Implementing these methodologies is not easy to say the least. To make this all work, the engineering team must own the production environment (DevOps). The service needs to be separated to small, independently deployable, versioned, backward compatible and patchable services (a monolithic codebase is discouraged). Finally, the development process must be efficient to support rapid yet quality releases.

Life Without TiP

Engineering teams that don’t put their testing and engineering focus in production usually find that 1) it takes a lot of time until they detect failures in production (aka MTTD - Mean Time to Detect) and 2) that it takes a lot of time until they are able to develop a fix and deploy it with confidence (aka MTTR – Mean Time to Recover).

MTTF stands for Mean Time to Failure, which is the amount of time during which the service is up.

image

Since the formula for availability is: Up Time (MTTF) / Total Time (MTTF + MTTD + MTTR). It’s apparent that in order to maximize availability we need to either increase MTTF (i.e. aim for zero failures) or reduce MTTD and MTTR (combined, they are also referred to as MTTH - Mean Time to Heal).

A popular way to increase MTTF is by running tests in test labs (scale down version of the production environment). The problem with lab tests is that they require significant engineering investment. These tests tend to fail, most of the time on false positives (test bugs). It’s also difficult to predict how users will use the system thus automated test cases can only get us so far. Lastly, most production environment are very complex, it’s hard (if not impossible) to simulate the configuration, network, load balancers and other (3rd party) hardware and software that make up the production environment.

Since we can’t predict how users will use our service and we can’t mimic the production environment – we practically have no choice, we must Test in Production. However, we also must acknowledge the associated risks and come out with the right mitigations.

The Twist (Engineering Investment)

image

The first thing to change when shifting to TiP is increase the investment in dev testing, which includes unit testing and continues integration. These unit tests run in isolation and don’t require a lab. Since they run fast and execute more frequently – they help to improve the so called ‘dev inner loop’, which means that we can get faster feedback on the quality of a given change.

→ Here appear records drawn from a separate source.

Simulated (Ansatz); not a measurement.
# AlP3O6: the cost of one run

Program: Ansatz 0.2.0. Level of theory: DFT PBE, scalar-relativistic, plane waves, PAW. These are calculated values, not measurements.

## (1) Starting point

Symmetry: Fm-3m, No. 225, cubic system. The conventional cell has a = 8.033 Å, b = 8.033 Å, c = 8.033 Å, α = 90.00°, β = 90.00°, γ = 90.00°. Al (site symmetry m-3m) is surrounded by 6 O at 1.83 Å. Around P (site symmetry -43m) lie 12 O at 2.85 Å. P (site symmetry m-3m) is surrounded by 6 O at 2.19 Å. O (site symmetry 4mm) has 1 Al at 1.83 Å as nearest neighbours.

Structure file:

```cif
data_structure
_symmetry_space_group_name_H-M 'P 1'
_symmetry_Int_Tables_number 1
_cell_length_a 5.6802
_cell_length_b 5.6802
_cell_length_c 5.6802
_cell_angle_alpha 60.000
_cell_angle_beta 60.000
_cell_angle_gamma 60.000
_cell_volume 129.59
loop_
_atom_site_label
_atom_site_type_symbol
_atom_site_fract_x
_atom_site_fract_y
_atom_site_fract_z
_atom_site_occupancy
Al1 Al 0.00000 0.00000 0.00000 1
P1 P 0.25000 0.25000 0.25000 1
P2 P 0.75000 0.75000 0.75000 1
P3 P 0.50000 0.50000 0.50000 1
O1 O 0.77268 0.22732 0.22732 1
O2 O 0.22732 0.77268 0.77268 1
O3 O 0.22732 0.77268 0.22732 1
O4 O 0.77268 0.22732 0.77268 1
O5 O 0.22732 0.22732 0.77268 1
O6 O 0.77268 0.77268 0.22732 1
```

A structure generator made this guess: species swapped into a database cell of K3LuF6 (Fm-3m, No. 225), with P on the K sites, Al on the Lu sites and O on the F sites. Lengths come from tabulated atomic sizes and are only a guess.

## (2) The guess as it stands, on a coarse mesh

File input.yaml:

By applying TiP methodologies like Canary Deployment (covered in the next chapter) and with our improved dev inner loop: we can push small and targeted changes directly to the Pre-Production (Dogfood/Beta) environment, potentially bypassing the traditional up-front testing in the lab. The Pre-Production environment is deployed in our production data center. It is used by the engineering team and by internal users. The main tool to asses quality in this environment is via Data Mining. In addition to the traffic generated by the real users, we can run Synthetic Tests (potentially re-use the end to end lab tests) to trigger new scenarios.

We can use the time that we saved to invest in getting more meaningful insights from the data that we collect. Insights that will allow us to asses quality and detect bugs that impact customers (the ones that actually need fixing). We can also invest more in synthetic tests, alerting, reducing noise, auto healing etc.

Methodologies

image 

TiP Methodologies are divided to Passive and Active. The Passive methodologies include data mining, which is used to asses quality and measure performance. The active ones are obviously riskier, they include Synthetic Tests and Load Testing.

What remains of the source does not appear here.